International Women’s Day: Interview with Louisa Löwenstein

Filed by team twago on March 9, 2020

is the co-founder and CEO of THE VIELD since 2017, an off-site innovation space designed for teamwork, designed based on the latest office concepts and learning environments. Louisa is also a consultant and coach in the innovation area with a focus on design thinking and storytelling. At THE VIELD, she is primarily responsible for strategic content issues.

Could you tell me a little bit about yourself and what your company does?

Louisa: I am in my mid-thirties, mother of two small children, 5 sisters, born in the Caribbean, grew up on an organic farm, actually an Islamic scholar and screenwriter by training, does not like Brussels sprouts, I have a weakness for flea markets and real estate, unfortunately little patience and no pets.
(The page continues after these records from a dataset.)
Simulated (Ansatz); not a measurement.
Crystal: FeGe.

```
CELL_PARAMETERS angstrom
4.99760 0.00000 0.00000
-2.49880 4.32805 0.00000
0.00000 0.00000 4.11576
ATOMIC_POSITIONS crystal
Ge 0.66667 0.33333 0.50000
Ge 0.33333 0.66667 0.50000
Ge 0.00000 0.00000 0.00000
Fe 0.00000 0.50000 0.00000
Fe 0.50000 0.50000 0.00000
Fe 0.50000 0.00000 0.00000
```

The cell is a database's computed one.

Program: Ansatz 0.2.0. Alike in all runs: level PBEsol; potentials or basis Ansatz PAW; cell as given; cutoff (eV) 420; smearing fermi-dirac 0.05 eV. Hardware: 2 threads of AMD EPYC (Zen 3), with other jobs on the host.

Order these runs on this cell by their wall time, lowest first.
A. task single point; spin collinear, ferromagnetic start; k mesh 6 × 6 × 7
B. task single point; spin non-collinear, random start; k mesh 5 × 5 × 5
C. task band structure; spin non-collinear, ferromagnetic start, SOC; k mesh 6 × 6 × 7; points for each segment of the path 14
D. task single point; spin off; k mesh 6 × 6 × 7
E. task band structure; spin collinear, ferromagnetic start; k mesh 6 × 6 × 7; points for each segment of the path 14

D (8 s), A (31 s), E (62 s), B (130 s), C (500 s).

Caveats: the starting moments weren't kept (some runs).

My resume is every baby boomer’s nightmare. No stringency, no Dr. title, diploma, permanent position or collective agreement. If you had to find a common theme in my life, it would be that I love stories, people, cultures and communication and I have always had something to do with them.
From university I went straight to journalism and from there to agency work. With my first company, I produced content for companies, but then I found that it is much more exciting to help companies find out who they are, what they want and how to translate that strategically.

In the meantime, I advise companies, ghostwrite speeches and lectures, teach design thinking at the Hasso Plattner Institute and founded THE VIELD together with my husband.

THE VIELD is an offsite innovation space outside of Berlin – an old cowshed expanded to experience New Work. Here, teams can rent and do everything from a pure team day to strategically curated off-site that brings them out of their setting and into a new mindset. We offer learning formats and events related to New Work with various partners.
We have planned for 5 years, collected financing, overcome severe setbacks and above all built. We are currently in the final acceptance stages and want to start our beta test phase in May at the latest.

If you could give your younger self advice, what would it be?

Louisa: Ask yourself who you want to be in 5 years and what you are doing today to achieve that. Care more about who you want to be than what you want to be. And: If it is no longer important in 5 years – it is not important.

How do you think does your female perspective contribute to you being a successful leader?

Louisa: I am not a good manager, I saw that and structured the company accordingly. I think this insight is very feminine. Unfortunately, it is often also feminine to not feel capable to take on leadership, even if many women are better at it than I am (and than a man who would not admit that).

In your experience, do women lead fundamentally different from men and where are the most significant differences?

Louisa: Everyone leads differently and we have to realize that it is an art form and a craft. That means that there is talent to lead and that you can learn the things that make you really good at leadership. Some of these things are traditionally more feminine, others more masculine.

I doubt the fact that women lead fundamentally different than men. In any case, there is a lack of diversity on management levels.

Do you think there are equal opportunities for women in your field? Did you ever face challenges because of your gender?

Louisa: In my industry, I regularly look into different companies and I also find in my network that the problems are the same. Rarely (not never) is there a person who actively hold women back. Such people exist, there is sexism and of course I have already encountered it and it is unacceptable. The big problem is primarily a structural one. The structures rarely allow different types of people, backgrounds, life concepts and experience. Career paths and opportunities for participation are open to those who can be integrated into the structures. The economy and every company would benefit if different perspectives were really incorporated. In short, equal opportunities have no economic impact and have nothing to do with diversity if they come with the price tag of always behaving like a white man in his early forties, who has not children and gives priority to his career over anything. Companies should consider how they can make their structures more open and how diversity can work within their organization.

What advice would you give women that want to start a company but haven’t yet?

Louisa: You will never be ready. There is no perfect moment. It is always a decision to jump and hope that it will work. Despite business plans, despite research. No one can guarantee you success. Not even if you wait longer. So look for a first, feasible goal and just get started.

As a role model for many women in your own company – what is your key message that you would pass on from your experience?


  1. Turn the usual calculation around: ask yourself what you want from life, what is important to you, what your capacities are, what you can give and what you want to change in the world. Then set ambitious milestones instead of visions that completely exhaust you.
  2. Constantly expand your network but try to fill it with people who you enjoy, who broaden your horizons, challenge and encourage you and understand who you are.
  3. There is always a Plan B.

How do you think that sourcing freelancers can contribute to the success of a startup?

Louisa: We work almost exclusively with freelancers. I like that they think with an entrepreneurial mindset and bring a lot of input and experience from different projects.